The Alleged Failure of Democracy
The following editorial on “The Alleged Failure of Democracy” was written by the editor of The Crisis and printed in the Boston Sunday Globe:
We are becoming more democratic, but not easily, not without struggle and misgivings. Our progress seems even slower than it is because we have really experienced so little real democracy in the past. We founded a republic in 1787 which was in reality an aristocracy of the most pronounced tendencies. The democracy ushered in by Andrew Jackson was the beginning of that system of government by deception where “the people” are congratulated on the possession of all powers of government, while the real rulers hide in the background so effectually that their very existence often is not sensed. Since the Civil War we have driven these rulers into the open, and frankly acknowledged, weighed and studied their power.
From this knowledge we have started well on the way toward dethroning the ward heeler and the petty boss, and are hammering at the strongholds of the greater bosses. Our real difficulty comes in settling in our own minds a proper, permanent repository for the power thus regained. In other words, we are facing to-day still the elementary problem of democracy: How far do we dare trust the mass of the people, not with sham power and sounding phrases, but with real power?
Those on the one hand who call for commission government, and those on the other hand who ask for the initiative and the recall represent the two different answers to this problem. True it is, that there are those far-sighted ones who combine both demands. For the most part, however, we may distinguish those who would deposit the power won from the bosses with one or more strong men for safekeeping; and those who would try and place that power just as far as possible in the hands of the masses.

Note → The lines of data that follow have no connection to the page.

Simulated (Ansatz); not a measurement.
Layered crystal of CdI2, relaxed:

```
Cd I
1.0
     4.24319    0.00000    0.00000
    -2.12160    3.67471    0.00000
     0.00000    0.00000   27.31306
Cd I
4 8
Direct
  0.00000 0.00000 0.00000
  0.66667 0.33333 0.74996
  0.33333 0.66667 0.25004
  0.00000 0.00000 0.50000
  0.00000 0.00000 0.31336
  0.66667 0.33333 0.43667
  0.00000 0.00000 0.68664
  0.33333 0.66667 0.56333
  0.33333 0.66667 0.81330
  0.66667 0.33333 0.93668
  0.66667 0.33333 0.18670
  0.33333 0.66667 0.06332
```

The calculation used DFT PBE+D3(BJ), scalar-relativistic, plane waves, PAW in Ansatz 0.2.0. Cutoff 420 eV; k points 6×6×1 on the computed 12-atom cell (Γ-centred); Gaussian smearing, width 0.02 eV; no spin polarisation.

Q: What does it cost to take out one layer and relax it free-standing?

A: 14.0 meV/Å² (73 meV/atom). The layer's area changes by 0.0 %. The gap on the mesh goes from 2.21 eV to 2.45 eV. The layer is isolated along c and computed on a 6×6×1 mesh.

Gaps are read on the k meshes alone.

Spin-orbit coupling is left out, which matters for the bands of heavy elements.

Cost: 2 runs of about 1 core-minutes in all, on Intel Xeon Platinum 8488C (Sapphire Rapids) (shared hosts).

There can be no doubt that the former type of thinkers gains great strength and support from the supposed failure of certain democratic experiments in the past, particularly in the case of the foreign vote in our cities and of the Negro vote during reconstruction times. The alleged failure of democracy in reconstruction times especially has been used in the past and is still used as a tremendous argument against democracy in the nation and in the world. The argument runs something like this: “Ignorant freedmen failed as voters. This proves that democratic government cannot rest on ignorance.” But how much learning is necessary to a share in the government? Immediately our ideas enlarge: “Government is for the educated and the expert. It is a reward, not a right. Democracy is an evolution that may come to fruition in a thousand years. To-day we need the strength and efficiency found only in a few.” In the face of such argument it is high time that the people of this country asked themselves seriously two questions: What is democracy? Did democracy fail in reconstruction?
Democracy is not a gift of power, but a reservoir of knowledge. Only the soul that suffers knows its suffering. Only the one who needs knows what need means. Ignorance may vitiate the expression of needs and vice may deceive, but it remains true that despotism and aristocracy have displayed far more ignorance of the real needs of the people than the most ignorant of democracies. The people alone are the sources of that real knowledge which enables a State to be ruled for the best good of its inhabitants. And only by putting power in the hands of each inhabitant can we hope to approximate in the ultimate use of that power the greatest good to the greatest number.
Seldom in the history of the world has this great truth been so well proved as in the experience of the American Negro. Without civil or political rights, and admitting every claim of benevolence on the part of his master, he became a slave, whose very existence threatened the industrial and spiritual life of the nation. Emancipated and given a vote, despite his ignorance and inexperience, he gave the South three gifts, so valuable that no one to-day would dream of giving them up:
- The public-school system.
- The enfranchisement of the poor whites.
- The beginning of modern social legislation in land reform, eleemosynary institutions and social uplift.
The Negro was not disfranchised because he had failed in democratic government, but because there was every reason to believe that he would succeed, and it was his success which the beaten masters feared more than his failure.
Having disfranchised him with this fiction of failure, that same fiction is being used to-day to discredit democracy throughout the nation, to stop the just enfranchisement of women, to curtail the power of the foreign born and their descendants, and to support the argument in the twentieth century that the democratic ideals of the nineteenth century were in vain.
To the help of this program comes the wholesale exploitation and despising of colored races and the suicidal career of universal conquest to which Europe stands committed.
But the march of real democracy goes on. Slowly but surely the masses of men will become the great depositors of the bulk of both political and economical power, for their own good. Only democratic government can be both enlightened and selfish, both bond and free.